10:53am Tuesday 20th May 2008

BASINGSTOKE MP Maria Miller has defended herself after a policy idea that attracted her attention was attacked in the national press.

Mrs Miller, the Conservatives' shadow families minister, attended the launch of a document, developed by think-tank Policy Exchange, which suggested mothers be paid to stay at home to look after their young children if they do not want to return to work.

But The Times newspaper columnist Alice Miles was among those criticising the idea of giving all mothers £50 to £60 a week, per child, from birth to three years old.

She claimed that the funding would come from taking grants and tax credits from the poorest mothers to support all mothers - including the rich.

She wrote: "The proposal is immoral and regressive, hurting the poorest children the most - something that Mrs Miller recognises."

But Mrs Miller explained the report did not tell mothers to stay at home, but said there was an inequity in the system for mothers with young children and considered how to address it.

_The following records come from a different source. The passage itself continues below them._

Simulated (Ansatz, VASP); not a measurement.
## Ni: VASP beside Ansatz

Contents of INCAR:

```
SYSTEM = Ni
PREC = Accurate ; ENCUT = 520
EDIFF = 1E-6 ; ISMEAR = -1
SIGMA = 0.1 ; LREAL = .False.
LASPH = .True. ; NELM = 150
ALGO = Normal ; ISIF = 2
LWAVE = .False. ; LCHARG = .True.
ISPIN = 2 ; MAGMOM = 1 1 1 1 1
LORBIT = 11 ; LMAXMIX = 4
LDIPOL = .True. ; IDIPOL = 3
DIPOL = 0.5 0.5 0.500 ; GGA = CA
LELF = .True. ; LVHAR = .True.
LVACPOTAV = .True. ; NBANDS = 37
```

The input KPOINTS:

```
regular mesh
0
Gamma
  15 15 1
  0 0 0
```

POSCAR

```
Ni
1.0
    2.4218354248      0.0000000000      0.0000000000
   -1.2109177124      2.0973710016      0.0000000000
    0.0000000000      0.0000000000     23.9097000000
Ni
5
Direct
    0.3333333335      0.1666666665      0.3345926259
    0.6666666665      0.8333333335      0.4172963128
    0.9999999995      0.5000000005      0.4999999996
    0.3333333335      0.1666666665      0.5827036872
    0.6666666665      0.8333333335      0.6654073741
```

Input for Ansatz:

She said: "If you stay at home and don't make use of those tax credits or nurseries, you get nothing at all.

"Why should we underwrite one sort of activity and not another?"

Mrs Miller said many women she talked to found it increasingly difficult to balance work and family life and provide enough money to sustain their families.

"I will look at the proposal from Policy Exchange to see if it can help those women concerned," she said.